Once you have recorded all your audio files you can use audacity to check for proper spectrogram and remove noises and make a separate background noise directory.

Below is the installation for vibration sensor and microphone.

AI using EDGE IMPULSE STUDIO

After the data acquisition (all data are synthetic or either simulated ) let's use Edge Impulse to build classifier model.

Part 1: Accelerometer sensor data

• Violent Behavior: The elephants have abrupt head shaking, often signaling of serious charge for it's defence. Below is the uploaded data on Edge Impulse.
• Sleeping behavior: When an Elephant is sleeping, there is no or very little change in the the deflection of any axis but it can be a standing sleep too.
• Sign of musth: Draping trunks over their tusks and shaking head most of the times, is a sure sign of musth https://africageographic.com/stories/elephant-body-language-101-a-guide-for-beginners/
• Random trunkmovements: This dataset is a noise reduction dataset, since elephants use the trunk for almost all works, so the basic activities and trunk movements would be ignored and only above highlighted movements would be detected.

Creating Impulse and generating features: We have used Time Series Data block which Operates on time series sensor data like vibration or audio data. Let's us slice up data into windows. In the processing blocks, we have selected Spectral Analysis: with input axes- X, Y and Z axis, Good for analyzing repetitive motion, such as data from accelerometers. Also it extracts the frequency and power characteristics of a signal over time. In the learning block, we have selected Neural Network Keras: Learns patterns from data, and can apply these to new data. Great for categorizing movement or recognizing audio. In DSP block we have plots for frequency domains done using FFT.

Training the model: The following hyper-parameters shown in below images were used, after training my model accuracy was 93.06% but that is not be counted for now because all data were simulated and synthetic. After training just deploy the model to native C/C++ codes to run on MCU.

Part 2: Audio and Vibration dataset

This audio dataset is provided by https://www.elephantvoices.org/ The audio dataset contains loud elephant calls, mainly for elephant musth behaviors sound calls for males and females elephants. We have collected our own dataset too https://github.com/vilaksh01/Gajraj-AI but could not use it due to lack of time, anyone willing to use the dataset may use.

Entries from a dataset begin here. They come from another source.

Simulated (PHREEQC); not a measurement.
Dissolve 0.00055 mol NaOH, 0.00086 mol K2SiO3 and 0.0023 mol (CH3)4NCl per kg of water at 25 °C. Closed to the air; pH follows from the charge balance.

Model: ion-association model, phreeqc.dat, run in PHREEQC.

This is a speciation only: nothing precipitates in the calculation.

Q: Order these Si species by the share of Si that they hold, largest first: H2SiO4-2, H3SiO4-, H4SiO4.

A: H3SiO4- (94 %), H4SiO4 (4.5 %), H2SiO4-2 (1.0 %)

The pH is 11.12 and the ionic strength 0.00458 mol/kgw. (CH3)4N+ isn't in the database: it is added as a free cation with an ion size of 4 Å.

Note: We could not fully simulate the vibration sensing since we didn't had actual sensors but it would be similar to what we have done for IMU accelerometer model, the only difference would be that we would have another noise dataset that would help model ignore the high frequency and rapid vibrations and only consider infrasonic ones so we won't have problem of getting incorrect readings due to elephants trunk movements.

Also our direct conclusion which came as of our research was that trunk is the most precise area which can reveal activities and actions of elephant that any other part of elephant's body.

Part 2. Building smart network capability Collar

This is very important feature in our project, the trunk sensing BLE node would send all it's data to collar to be sent to dashboard, BLE broadcasting would help to check for any failures or battery drains for our trunk BLE sensing node. The collar is powered by Particle Boron 2G/3G cellular IoT, I went to use Particle boards because of their code simplicity and also I saw LTE becoming a new norm for IoT devices in 5G era.

For Geofencing, we have hardcoded the geolocations, if collar is found to be out of the set geofence and found to be near human population, an alert to park rangers and a bee audio clip would be played to prevent elephant from raiding and let it return back to forest. To be continued....we will update our further works as we could not get enough time to complete all the things

Some critical information:

• 1.56 Lakh Hectare is affected by wildlife menace which annually causes loss of Rs.229 crores to the farmers.
• A study conducted in HP by an NGO found that the wild animal causes loss of Rs.400 crore to Rs.500 crore every year. (GyanVigyanSamiti)
• The extent of loss is up-to 89% of crops in some cases.
• As per Kerala forest department figures 38, 994 Farmers have lost their crops in wild animal attack between 2010-2018.
• 996 Farmers died in Kerala due to wild animal attacks between 2010-2018.
• 60% of Elephants die due to Electrocution by electric fencing.
• Highest crop damage (30%) was recorded from the forest Ranges coming under the Northern Circle: pineapple (47%), sweet potato (47%). tapioca(42%). alocassia (39%). beans (25%) and plantains (23%) recorded highest percentage of damage.